Monitoring
Fovea emits two streams of telemetry that an operator can wire into a real observability stack: OpenTelemetry traces and Prometheus-style metrics. Both are on by default. There is also a JSON health endpoint for liveness checks.
Health endpoint
GET /api/health on the backend returns 200 with
{"status": "healthy", "timestamp": "<ISO-8601>"} when the
process is up. The current handler is a liveness check only; it
does not probe Postgres or Redis, so a 200 here does not by
itself prove that dependencies are reachable. The frontend
container's nginx config proxies this endpoint, so the same URL
works through the public reverse proxy. Use it as the liveness
probe for whatever orchestrator runs the stack, and pair it
with database and Redis checks at the infrastructure layer for
true readiness.
The model service exposes GET /health on its own port (8000)
that returns the loaded-model summary. It is on the private
network and not proxied through the frontend.
Traces
Both the backend and the model service ship OpenTelemetry
spans to the OTLP HTTP endpoint configured by
OTEL_EXPORTER_OTLP_ENDPOINT (defaults to the bundled
otel-collector container at http://otel-collector:4318).
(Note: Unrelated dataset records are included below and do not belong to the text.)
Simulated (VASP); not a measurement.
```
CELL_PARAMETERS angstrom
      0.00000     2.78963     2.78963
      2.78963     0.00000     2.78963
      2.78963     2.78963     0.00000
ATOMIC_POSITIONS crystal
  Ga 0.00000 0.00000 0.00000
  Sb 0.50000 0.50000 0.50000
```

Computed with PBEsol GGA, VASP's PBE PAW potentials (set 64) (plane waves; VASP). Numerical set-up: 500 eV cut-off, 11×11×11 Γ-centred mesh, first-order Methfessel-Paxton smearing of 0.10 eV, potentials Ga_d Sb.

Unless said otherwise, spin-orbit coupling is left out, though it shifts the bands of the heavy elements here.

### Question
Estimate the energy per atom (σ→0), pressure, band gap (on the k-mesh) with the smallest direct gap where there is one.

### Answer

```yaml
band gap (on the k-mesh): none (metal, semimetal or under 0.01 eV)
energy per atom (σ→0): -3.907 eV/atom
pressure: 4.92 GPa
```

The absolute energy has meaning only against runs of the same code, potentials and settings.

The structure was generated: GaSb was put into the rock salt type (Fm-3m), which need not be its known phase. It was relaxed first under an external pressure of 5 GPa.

The docker-compose.yml includes the collector, but its
exporter config is intentionally minimal: by default it logs
spans and drops them. To send traces to a real backend (Jaeger,
Honeycomb, Datadog, Grafana Tempo), edit
otel-collector-config.yaml at the repo root to add an exporter and a
matching pipeline, then docker compose restart otel-collector.
Span names worth knowing:
summarize_video_with_vlm,summarize_video_external_api, anduse_case.extract_claimswrap the model service inference paths. Their durations are the single best signal for "are the models running."- Backend HTTP request spans come from the OpenTelemetry
Fastify and HTTP auto-instrumentation and follow the standard
{HTTP method} {route}naming (for exampleGET /api/videos/:id). Custom domain spans on the backend use task-prefixed names such asrbac.buildAbilities,rbac.authorize,sharing.fork, andvideo-access.resolve. - BullMQ activity is not span-traced today; watch the
queue.job.submittedcounter andqueue.job.durationhistogram defined inserver/src/metrics.tsfor throughput and latency. Rising durations or long gaps in submissions indicate worker starvation or model-service backpressure.
Metrics
The backend exposes counters and histograms via its OTLP
exporter; the instrument names below are the OpenTelemetry
names declared in server/src/metrics.ts. When exported to
Prometheus, dots become underscores and counters gain a
_total suffix (so api.requests surfaces as
api_requests_total). The high-signal ones for operators are:
| Metric | What it measures |
|---|---|
api.request.duration | Per-route request latency histogram (unit: ms) |
api.requests | Per-route 2xx vs 4xx vs 5xx counter |
fovea.rbac.check.duration | Per-permission RBAC evaluation latency (unit: ms) |
queue.job.duration | Per-queue (video-summarization, claim-extraction, etc.) job timing |
queue.job.submitted | Per-queue success vs failure counter (emitted on completed/failed events with a status attribute) |
model.service.duration | End-to-end latency of backend-to-model-service calls (unit: ms) |
model.service.requests | Backend-to-model-service request counter |
The model service emits the OTel resource metric set plus
process metrics through opentelemetry.instrumentation.fastapi.
No application-defined counters yet; the route timings come
from the FastAPI instrumentation.
What to alert on
A minimal alert set that catches the failures operators have actually hit:
api.requests{status="5xx"}rate above zero for more than one minute. The backend should rarely 500; sustained 5xx almost always means Postgres or the model service is down.queue.job.durationp99 above the matching ceiling inMODEL_SERVICE_TIMEOUTS. If jobs are taking longer than the HTTP client allows, the user sees aMODEL_SERVICE_TIMEOUTerror toast.up{job="backend"}orup{job="model-service"}at zero. Standard liveness check; the health endpoints above feed this.- Disk free on the
STORAGE_PATHvolume. Uploaded videos are the largest persistent payload by far; an install that does not prune old videos fills its disk in months.
What is not instrumented
- Frontend page navigations and client-side errors. The React build does not ship with a JS error reporter; if you want one, add Sentry or LogRocket at the build step.
- Model VRAM and CPU. The model service does not export GPU
utilization. Use
nvidia-smior DCGM on the host instead. - Storage utilization per user or project. Total disk free is the only signal; per-tenant quotas are not enforced.